Business Recorder Logo Pakistani exporters of textile sector would face serious liquidity problems under the new standard 15 percent sales tax payment regime of Reformed General Sales Tax (RGST) as compared to Bangladesh, China and India where exporters have no issues of accumulation of refunds.

Textile exporters told Business Recorder here on Monday that the textile manufacturers-cum-exporters of Bangladesh, China and India have no problems of blockage of sales tax refunds.

No sales tax is applicable in the said countries on export of textile goods.

Raw cotton is exempted from sales tax in regional counties.

At the same time, zero-rating facility to textile sector has averted liquidity problems in India, China and Bangladesh.

The entire supply chain of textiles in these countries does not pay any tax.
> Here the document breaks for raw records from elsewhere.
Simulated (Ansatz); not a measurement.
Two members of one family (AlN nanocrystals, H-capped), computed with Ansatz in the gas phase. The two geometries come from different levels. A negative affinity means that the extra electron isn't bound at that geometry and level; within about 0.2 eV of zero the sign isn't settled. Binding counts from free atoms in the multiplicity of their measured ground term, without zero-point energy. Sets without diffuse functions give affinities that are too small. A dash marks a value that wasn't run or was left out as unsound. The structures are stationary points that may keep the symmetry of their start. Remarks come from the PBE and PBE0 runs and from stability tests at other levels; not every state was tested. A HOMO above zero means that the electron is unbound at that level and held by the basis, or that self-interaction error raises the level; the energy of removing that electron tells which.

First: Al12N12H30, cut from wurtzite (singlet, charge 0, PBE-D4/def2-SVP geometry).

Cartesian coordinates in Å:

Similarly, there is no system to first take sales tax from the textile units for later payment of the same amount after export of textile products.

There are no taxes on exports due to proper zero-rating facility applicable in the said countries.

The textile sector zero-rating was a conscious decision taken by the government.

Textile sector is maintaining all kinds of documentations under the zero-rated regime.

The FBR has proposed to impose 15 percent sales tax on textile sector by taking away the zero-rating facility.

If the purpose of the new system is to collect tax and then refund the whole amount under the RGST, there would be no need to go through the cumbersome process of collecting GST for refunding the same amount.

Such practice is not applicable in India, China and Bangladesh and only results in liquidity crunch for the textile units.

Textile exporters further said that world-wide cotton production stands at 118 million bales against 120 million bales of requirement.

Value added production of textile sector stands at $600 billion of which apparel production is $400 billion per annum while Pakistan's cotton production stands at 11.3 million bales and apparel textile exports were $3.2 billion, which is less than one percent of the total production.

India cotton production stands at 30 million bales with 25 percent surplus exported while its share in apparel production export stands at $11 billion.

China produces 32 million bales and imports 18 million bales to meet its domestic requirements and value added production stands over $130 billion which is 32 percent of the total value added production.

Bangladesh produces 4 percent of the value added textile worth $16 billion.

At present Pakistan is fast losing its share in the global garment market because of high costs of production.

Garments exports from Pakistan's traditional competitors in the region - Bangladesh, China and India have picked up dramatically because the exporters of these countries are getting incentives from their respective governments.

At present the major thrust of garment exports from Pakistan is to the USA market.

The European Union is the second largest market for garment manufacturers from Pakistan.

Imposition of RGST would make it more difficult for the textile exporters to survive, as their cash flow would be negatively affected.